Bell Air Attack High Volume Review
Cons: Cheap construction, gauge is inaccurate at higher pressures
Our Analysis and Test Results
The Bell Air Attack 650 is a very high volume pump with a max volume of 630 cubic centimeters, meaning it moves about twice as much air per pump stroke as most other pumps we tested. This makes it ideal for low-pressure tires. It's also extremely inexpensive, and this shows in the quality of the construction materials. Made almost exclusively of plastic components (except the barrel), there is a clear difference in the feel of this pump when compared head-to-head with heavy-duty models that use more metal and wood.
Ease of Attachment/Detachment
Like several other pumps we tested, the Air Attack uses a common head design with both Presta and Schrader valve holes right next to each other. This is not our favorite design, as it frequently leads to air loss when working with Presta valves, due to inadvertent bumping of the opened valve. This particular head was especially difficult on Presta valves; the Presta hole feels like an extra tight fit and air loss seems to be a certainty when attaching it. Our testers had to fight their instincts and push past the point of air escaping to achieve a seal, then engage the locking lever, which is extremely difficult to move on this pump.
The air hose is on the shorter end of those we tested at only 30 inches, and it starts all the way down at the base-mounted gauge. This makes it difficult to reach a bike in a work stand with this pump.

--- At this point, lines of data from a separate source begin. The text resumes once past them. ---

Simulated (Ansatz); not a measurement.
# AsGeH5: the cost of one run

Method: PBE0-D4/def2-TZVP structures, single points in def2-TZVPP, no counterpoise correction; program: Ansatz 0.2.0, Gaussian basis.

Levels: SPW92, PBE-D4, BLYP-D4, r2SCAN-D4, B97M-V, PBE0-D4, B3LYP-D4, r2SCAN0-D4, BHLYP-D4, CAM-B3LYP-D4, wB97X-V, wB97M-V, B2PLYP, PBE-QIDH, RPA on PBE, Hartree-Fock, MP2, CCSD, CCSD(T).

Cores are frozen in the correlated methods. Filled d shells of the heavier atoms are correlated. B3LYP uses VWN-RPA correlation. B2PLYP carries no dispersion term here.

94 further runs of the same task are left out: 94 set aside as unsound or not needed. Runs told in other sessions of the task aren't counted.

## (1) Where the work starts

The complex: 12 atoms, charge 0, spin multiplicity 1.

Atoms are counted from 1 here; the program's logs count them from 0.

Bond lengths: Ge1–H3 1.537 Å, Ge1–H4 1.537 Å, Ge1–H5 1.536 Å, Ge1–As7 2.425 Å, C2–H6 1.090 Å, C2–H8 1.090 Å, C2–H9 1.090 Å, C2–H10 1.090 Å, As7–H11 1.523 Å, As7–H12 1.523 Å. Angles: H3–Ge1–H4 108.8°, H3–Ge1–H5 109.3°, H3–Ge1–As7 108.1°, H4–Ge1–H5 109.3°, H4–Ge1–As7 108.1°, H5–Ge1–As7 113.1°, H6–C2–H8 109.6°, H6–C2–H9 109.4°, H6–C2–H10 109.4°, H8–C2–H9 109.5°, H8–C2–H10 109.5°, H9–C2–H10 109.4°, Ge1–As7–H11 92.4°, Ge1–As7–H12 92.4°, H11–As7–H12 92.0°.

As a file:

The base of the Air Attack is made of very lightweight plastic but does get a little extra heft from the gauge built into the front. The gauge helps prevent it from tipping forward, but there is nothing to prevent the pump from tipping backward, which it does fairly easily if bumped. The plastic of this base is not as rigid as other models we tested, so there is also a fair amount of flexion when operating the pump handle. Like most pumps, it's probably not going to go anywhere while you're standing on the base to use it, but there's a lot of wobble to it, which makes the whole process more difficult.
As a very high volume pump, the Bell Air Attack 650 has exceptional speed when inflating a tire at low pressure. At higher pressures relative to the pump's capability (over 70psi or so), it becomes exceptionally difficult to thrust the pump's handle down. Our testers managed to reach 80psi to complete our tests, and the Bell had the top score in that it required the lowest number of pump strokes to reach that pressure. However, this is countered by the huge amount of force that must be applied to reach 80 or 90psi with this pump. Most of these tests were run using hybrid tires; on skinny road bike tires, this pump is completely hopeless — but of course, they are not the intended use. The Air Attack is able to fill a high volume mountain bike tire to suitable pressure very quickly, and shouldn't really be considered for purposes outside of that.
Because of the enormous amount of air that is moved by each pump stroke on the Air Attack, it can be difficult to pump up to a particular pressure without overshooting it. An air bleed button on the pump head would be a nice addition to help make those small adjustments. As for the accuracy of the gauge, it does well at low pressures; at 30psi, our independent gauge confirmed that the gauge was exactly right. At higher pressures, however, the gauge was routinely off by roughly 10psi during pumping, then correct when reconnected. For instance, we pumped a tire up to 80psi, swapped it for our separate gauge which read 70psi, then reconnected the pump to have the pump's gauge agree with the 70psi reading. Then we muscled a tire up to 90psi (a real calorie-burning experience); the independent gauge read 80psi, then the reconnected pump agreed with that reading as well. The conclusion we draw from this is that the gauge is generally accurate, but somehow gets put off when the pump gets pushed up to high pressures. We encountered no problems with gauge accuracy at lower pressures, and it was always correct after being detached and reattached. That isn't how anyone uses their pump gauge, though, and this is a significant problem with the accuracy of the Air Attack.
The gauge is all plastic but is aided in its durability by virtue of being mounted right into the base. It's only 2 ½ inches wide, but it also maxes out at 100psi, so there's enough space for the necessary measurement hash marks and labels within that range. The numbers are bold and white on a black background, so they're easy enough to read even though they're down on the ground, far away from the user. Hash marks are every 5psi, and every 10psi is numbered, though the odd numbers are smaller than the evens. It's an awkward design visually, but it's clear enough when measuring your pressure.
This is not the best pump around, but it does get the job done and moves a huge amount of air per pump stroke. We think you'd be better off spending a little more on a higher quality pump. Several higher pressure, lower volume pumps we reviewed may also be preferable; even if you have to push the handle down a few more times, you'll have a better overall experience, the pump will be more versatile, and it's likely to last a lot longer.
The Bell Air Attack 650 is very affordable, very high-volume, and may work fine for folks only interested in those two qualities. But, ultimately, it has too many flaws for us to recommend it to anyone serious about acquiring a high-quality pump.